In the IASA hangar, D'Argo informs John that Pilot just told him Sikozu went back through the wormhole to get together with Scorpius. I guess three days have gone by: "That son-of-a-bitch. The wormhole must be stabilizing. She better not bring that bastard back through." Can you imagine? D'Argo assures him Sikozu has no intentions of returning, and John's pleased with that. "Good. No comms." D'Argo agrees that they won't be communicating back across the wormhole; they walk past Jack and Holt.
"I will inform the President," says Jack. Holt complains that he's getting "major flak from the Hill" about John's global initiatives. "He's gotta bend a little." Jack stifles what I'm sure would be, on any other day, a guffaw. "Make him. It's your job. The Joint Chiefs are up in arms, they want to classify the alien technology as a national security risk and impound it." This plays so much weirder three years later; like they'd even ask the question now. They only thought they were decrying American paranoia. It borders on cutesy now. "John won't permit that. He'll take these ships outta here first." Holt levels: "Look, I know you share my concerns about John's plans. All I'm asking for is a little compromise. Is that unreasonable?" Jack looks down and walks away, thinking.

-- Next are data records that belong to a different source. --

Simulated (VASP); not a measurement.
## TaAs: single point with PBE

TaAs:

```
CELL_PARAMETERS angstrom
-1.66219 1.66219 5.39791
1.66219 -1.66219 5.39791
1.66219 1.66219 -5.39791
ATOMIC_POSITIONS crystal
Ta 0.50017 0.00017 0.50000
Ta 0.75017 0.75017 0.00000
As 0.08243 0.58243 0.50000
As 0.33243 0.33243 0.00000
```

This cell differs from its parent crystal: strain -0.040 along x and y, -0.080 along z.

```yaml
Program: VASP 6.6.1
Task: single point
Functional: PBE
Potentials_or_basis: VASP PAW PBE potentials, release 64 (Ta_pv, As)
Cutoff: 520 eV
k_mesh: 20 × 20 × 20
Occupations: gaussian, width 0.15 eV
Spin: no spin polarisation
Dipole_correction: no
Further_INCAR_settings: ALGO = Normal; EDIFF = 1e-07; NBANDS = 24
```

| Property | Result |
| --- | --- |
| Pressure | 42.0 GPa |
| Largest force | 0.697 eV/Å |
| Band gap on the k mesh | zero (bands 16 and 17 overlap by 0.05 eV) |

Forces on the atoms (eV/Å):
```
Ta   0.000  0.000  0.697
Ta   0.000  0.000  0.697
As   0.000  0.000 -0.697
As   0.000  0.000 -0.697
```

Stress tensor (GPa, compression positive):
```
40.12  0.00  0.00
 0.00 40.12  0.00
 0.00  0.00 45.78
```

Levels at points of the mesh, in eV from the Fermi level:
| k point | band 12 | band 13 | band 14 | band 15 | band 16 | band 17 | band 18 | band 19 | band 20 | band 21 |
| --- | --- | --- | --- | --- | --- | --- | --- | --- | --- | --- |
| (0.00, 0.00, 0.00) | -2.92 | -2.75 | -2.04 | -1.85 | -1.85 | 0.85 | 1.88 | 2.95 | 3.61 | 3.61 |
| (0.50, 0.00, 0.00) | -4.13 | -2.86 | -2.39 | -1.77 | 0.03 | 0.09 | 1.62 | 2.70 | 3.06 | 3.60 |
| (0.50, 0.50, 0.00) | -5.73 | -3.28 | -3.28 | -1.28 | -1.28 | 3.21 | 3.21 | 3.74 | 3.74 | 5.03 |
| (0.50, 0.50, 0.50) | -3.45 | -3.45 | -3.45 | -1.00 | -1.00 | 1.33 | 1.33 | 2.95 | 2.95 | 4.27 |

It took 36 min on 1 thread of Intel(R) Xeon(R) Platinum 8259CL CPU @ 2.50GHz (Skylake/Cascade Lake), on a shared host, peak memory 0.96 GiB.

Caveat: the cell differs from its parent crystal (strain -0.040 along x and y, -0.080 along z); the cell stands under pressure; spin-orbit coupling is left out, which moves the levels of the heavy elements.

Jack approaches John and D'Argo with Chiana: we're at a reception apparently. Chiana complains to John that the party is no fun, as they leave Jack with the VIPs. He explains it's not a party, just a photo-op, which apparently translates fine. "Smile," he says. Jack watches them, thinking hard about Holt and the Hill. "Can't we find a real party somewhere?" Chiana's very jumpy. Jack calls everybody to attention; his disrespectful son murmurs, "Here comes the 'My fellow Americans.'" He's such a little shit all the time.
"I once told my son he'd get the chance to become his own kind of hero. Well, he got it. And he made the most of it." Everybody snaps pictures; John, D'Argo and Chiana listen in the crowd. "I also taught him to stick to his guns when he thought he was right, so I can't fault him when he does. I've heard it said that he should accept our judgment over his because he owes us. I've even said it myself." Jack pauses. I don't understand why you would even introduce this whole problem if you're going to solve it so easily. It's the reconciliation of the John/Jack stuff, I get that, and this is the only way you can do this, but I think Jack should be less rah-rah about it. It's heartwarming at the expense of the weight of what's come before. Jack's nationalist tendencies in the wake of 9/11 puts a beautiful new spin on the "Earth is not ready for your jelly" story we first deconstructed in "A Human Reaction," radicalizing John's simple-minded "everybody shares" liberal ethic in the wake of a reminder that the world is demonstrably not good at choosing love over fear. All of which is good, and very Farscape, but then...Jack caves. I don't get it: "We're wrong. Look at the friends he discovered...the miracles he brought and then ask yourself what he owes us as compared to what we owe him." Chiana salutes him with her bottle of champagne; a nearby official nervously searches his pockets for that last Viagra. "Now, John insists that we share these wonders with the rest of the world, but some people are afraid of what'll happen if we do. John's afraid of what'll happen if we don't. And I'll go with that." Which I do, of course, buy, and I love it and I love this scene, but it's weird. Like with Caroline before: is it a trout, or a bass? It rings untrue, and we know for a fact that the carrot has arrived and they're actually on Earth. Which is what makes this episode so awesome, so I need to stop with the gift horse. Holt stares at Jack, equal parts perturbed and sad. I imagine him thinking, "That was awesome, but it's so sad about how the CIA is now going to murder you." Jack looks deeply into his son's eyes: "So, as IASA's Project Director for Extraterrestrial Studies, I hereby invite all nations to participate...in the ongoing Farscape mission." It's so well-stated; Jack Crichton is a beautiful man and good public speaker. John starts the applause and the crowd is impressed and bewildered at this show of the open hand; Holt's applause is like sour milk.